The FASB codification uses various terms to describe the classes of entities to which these different requirements apply, discussed in NP 1.3.1 and NP 1.3.2.

1.3.1 Public business entity

The term public business entity, which is widely used throughout the FASB’s accounting standards codification, categorically excludes NFPs. For certain standards, the FASB requires “public” NFPs (i.e., those NFPs that have issued, or are a conduit bond obligor for, securities that are traded, listed, or quoted in an exchange or over-the-counter market) to adopt the standard at the same time and/or provide the same disclosures as public business entities. For example, the effective date provisions of ASU 2014-09, Revenue from Contracts with Customers, included a specific reference to NFP conduit bond obligors, making it clear these entities were subject to the same requirements as public business entities. Alternatively, ASU 2016-01, Recognition and Measurement of Financial Assets and Financial Liabilities, established different effective date requirements for public business entities, but did not specify different requirements for NFP conduit bond obligors. In that standard, all NFPs (including NFP conduit bond obligors) apply the effective date requirements for nonpublic entities, as can be seen in Figure NP 1-2.
Figure NP 1-2
Comparison of effective date provisions for NFP conduit bond obligors (emphasis added)

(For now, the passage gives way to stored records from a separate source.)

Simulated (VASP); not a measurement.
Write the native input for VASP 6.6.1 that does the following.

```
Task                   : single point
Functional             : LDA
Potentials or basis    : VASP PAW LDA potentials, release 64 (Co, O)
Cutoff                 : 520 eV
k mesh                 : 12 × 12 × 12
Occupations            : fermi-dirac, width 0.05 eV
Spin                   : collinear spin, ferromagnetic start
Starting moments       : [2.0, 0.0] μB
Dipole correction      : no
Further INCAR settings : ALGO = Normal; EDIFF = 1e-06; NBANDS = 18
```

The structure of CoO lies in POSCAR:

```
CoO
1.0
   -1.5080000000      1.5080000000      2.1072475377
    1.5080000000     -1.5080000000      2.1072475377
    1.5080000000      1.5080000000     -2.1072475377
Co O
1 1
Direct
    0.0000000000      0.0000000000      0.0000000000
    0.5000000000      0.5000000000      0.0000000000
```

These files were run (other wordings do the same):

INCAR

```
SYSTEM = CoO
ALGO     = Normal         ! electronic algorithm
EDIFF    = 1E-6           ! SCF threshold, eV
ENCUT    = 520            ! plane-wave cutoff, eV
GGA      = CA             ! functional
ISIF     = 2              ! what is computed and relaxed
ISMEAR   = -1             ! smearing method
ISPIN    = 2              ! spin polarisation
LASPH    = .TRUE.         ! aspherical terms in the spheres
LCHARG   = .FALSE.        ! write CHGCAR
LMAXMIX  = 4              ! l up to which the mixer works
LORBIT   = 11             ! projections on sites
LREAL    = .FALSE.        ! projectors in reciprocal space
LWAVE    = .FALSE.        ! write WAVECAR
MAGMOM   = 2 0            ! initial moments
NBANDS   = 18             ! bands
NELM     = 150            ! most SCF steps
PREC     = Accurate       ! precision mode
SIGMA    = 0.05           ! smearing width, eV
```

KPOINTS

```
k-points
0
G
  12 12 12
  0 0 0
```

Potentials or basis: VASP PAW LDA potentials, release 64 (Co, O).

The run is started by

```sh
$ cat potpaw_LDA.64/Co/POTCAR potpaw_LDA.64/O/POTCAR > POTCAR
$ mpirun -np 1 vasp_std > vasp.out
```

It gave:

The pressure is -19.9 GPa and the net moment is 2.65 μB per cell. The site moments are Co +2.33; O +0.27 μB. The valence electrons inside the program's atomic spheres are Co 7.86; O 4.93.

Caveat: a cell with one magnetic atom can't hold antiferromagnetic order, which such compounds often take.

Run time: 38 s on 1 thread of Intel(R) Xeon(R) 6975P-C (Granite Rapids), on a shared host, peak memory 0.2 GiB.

1.3.2 Public entity, publicly-traded entity, publicly-traded company

The FASB’s codification uses terms such as public entity, publicly-traded entity, publicly-traded company, or nonpublic entity to denote the scope of different guidance. The ASC Master Glossary contains definitions of these terms (sometimes more than one), which can include or exclude NFP conduit bond obligors depending on the specific subtopic in which the term is used. If a term that applies to conduit bond obligors is included in a subtopic that includes NFPs within its scope, an NFP conduit bond obligor must apply it. For example, as used in ASC 740, Income taxes, the definition of public entity includes conduit bond obligors. Because ASC 740 is applicable to NFPs, NFP conduit bond obligors must apply the public entity disclosures for income taxes. As used in ASC 470-20, Debt with conversion and other options, however, the definition of public entity excludes entities that do not issue equity securities and thus disclosures required for public entities do not apply to NFP conduit bond obligors.
Similarly, the term “nonpublic entity” has multiple definitions within the ASC Master Glossary and might include or exclude NFP conduit bond obligors depending on the specific codification section in which the term is used.
Figure NP 1-3 illustrates how codification subtopics that are applicable to NFPs use these terms and whether they include or exclude NFP conduit bond obligors.
Figure NP 1-3
Applicability of “public” terminology to NFP conduit bond obligors
Master Glossary term
Includes NFP conduit bond obligors
Excludes NFP conduit bond obligors
Public entity
ASC 740, Income taxes
ASC 805, Business combinations
ASC 954-805, Health Care Entities – Business combinations
ASC 958-805, NFPs – Business combinations
ASC 470-20, Debt with conversion and other options
Publicly-traded company
ASC 220, Comprehensive income
ASC 270, Interim reporting
ASC 325, Other investments
ASC 825, Fair value option
ASC 932, Extractive entities oil and gas
Publicly-traded entity
ASC 715, Compensation – retirement benefits
Nonpublic entity
ASC 480, Distinguishing liabilities from equity
Numerous instances (e.g., ASC 740, Income taxes; ASC 825, Fair value option)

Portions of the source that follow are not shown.